Pumping Lemma Proof (Type of wcw language)

Question

I have the language $L = \{ dkd\space \mid d \in \{a,b\}^*, k \in \{a,b\} \}$ and i have to show that it's non-regular using the pumping lemma.

The structure of the language i think can be explained as (based on definition above) $\{a^{n}b^{n}ca^{n}b^{n} \mid c \in \{a,b\}\}$

Based on pumping lemma, it must have this 3 properties:

1. $\lvert y \rvert \gt 0$
2. $\lvert xy \rvert \le p$
3. $xy^iz\in L$ for all $i \ge 0$.

Based on that, i have $a^{p}b^{p}ca^{p}b^{p}$ and $ 4p+1 \ge p $ Based on 2nd property there must be 9 scenarios (i guessed that from the theory):

One of them should be this one:

1. x = $\{a^{i}$} $\space $ y = $a^{p-i}$ $\space$ z= $b^{p}ca^{p}b^{p}$

Based on the 3rd property i can use $xy^{2}z$ = $a^{i}$$a^{p-i}$$a^{p-i}$$b^{p}ca^{p}b^{p}$ eventually giving me $a^{p}$$a^{p-i}$$b^{p}ca^{p}b^{p}$, the explaination is: it fails since $a$'s of the start arent the same (in number) with the $a$'s of the end.

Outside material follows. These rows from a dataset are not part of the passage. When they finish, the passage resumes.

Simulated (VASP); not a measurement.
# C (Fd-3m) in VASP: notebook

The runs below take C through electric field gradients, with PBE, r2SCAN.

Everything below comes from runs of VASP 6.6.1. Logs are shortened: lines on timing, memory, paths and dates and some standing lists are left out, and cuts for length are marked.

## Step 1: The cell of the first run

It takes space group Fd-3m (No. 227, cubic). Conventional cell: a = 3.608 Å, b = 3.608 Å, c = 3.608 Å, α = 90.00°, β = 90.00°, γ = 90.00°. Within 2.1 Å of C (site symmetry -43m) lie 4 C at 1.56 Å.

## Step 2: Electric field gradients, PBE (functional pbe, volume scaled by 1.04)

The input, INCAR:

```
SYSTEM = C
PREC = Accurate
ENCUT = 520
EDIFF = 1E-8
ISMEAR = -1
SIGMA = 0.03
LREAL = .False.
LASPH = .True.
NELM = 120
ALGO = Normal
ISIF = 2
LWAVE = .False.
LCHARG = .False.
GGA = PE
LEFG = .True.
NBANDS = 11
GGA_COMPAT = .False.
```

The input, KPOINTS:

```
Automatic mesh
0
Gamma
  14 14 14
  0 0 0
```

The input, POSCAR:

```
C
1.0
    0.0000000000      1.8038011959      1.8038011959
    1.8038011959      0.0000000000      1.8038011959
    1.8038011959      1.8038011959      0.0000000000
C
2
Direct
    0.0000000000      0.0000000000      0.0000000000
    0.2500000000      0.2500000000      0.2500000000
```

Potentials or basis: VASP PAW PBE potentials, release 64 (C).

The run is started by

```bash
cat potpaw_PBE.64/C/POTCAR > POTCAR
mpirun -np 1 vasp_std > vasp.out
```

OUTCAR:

If the above is correct how i find the other 8 scenarios and it does make any difference that my $c$ is ($a$ or $b$) instead of a single constant character?

Answer 1

The structure of the language i think can be explained as (based on definition above) $\{a^n b^n ~c~ a^n b^n |c \in \{a,b\} \}$

As explained in the comments, this is a wrong inference. If

$$ L = \left \{ d k d ~|~ d \in \{ a, b \}^{*}, k \in \{a, b\} \right \} $$

then $d$ can be any finite sequence (of any length) of $a$ or $b$ terminals. Recall that, for an alphabet $\Sigma$, Kleene star is defined inductively as

\begin{align} \Sigma^0 & = \{ \epsilon \} \\ \Sigma^n & = \{ \omega a ~|~ \omega \in \Sigma^{n - 1}, a \in \Sigma \} \\ \Sigma^{*} & = \bigcup_{n \ge 0}{\Sigma^n} \end{align}

So for example

$$ \{ \epsilon, a, b, ab, ba, abab, abbb, baba \} \subset \{ a, b \} ^{*} $$

while instead

$$ \{ a^n b^n | n \ge 0 \} = \{ \epsilon, ab, aabb, aaabbb, \ldots \} $$

To tackle your problem, I can recommend negating the Pumping lemma and then

• Fix an arbitrary $N > 0$
• Take $\omega = a^N b a^N$ with $d = a^N$ and $k = b$
• Equate $\omega = xyz$ and note that it must be $|xy| \le N$ and $|y| > 0$

Can you conclude your proof?

We just chose our $\omega \in L$. We must show that, whatever our decomposition, $\exists k \ge 0. ~ x y^k z \not \in L$. Let $x, y, z$ be such that \begin{cases} \omega & = xyz \\ |xy| & \le N \\ |y| & > 0 \end{cases} then, whatever $y$, for $k = 0$ you always have \begin{equation} x y^0 z = a^M b a^N \end{equation} with $M \neq N$. Thanks @plop for strenghening the proof.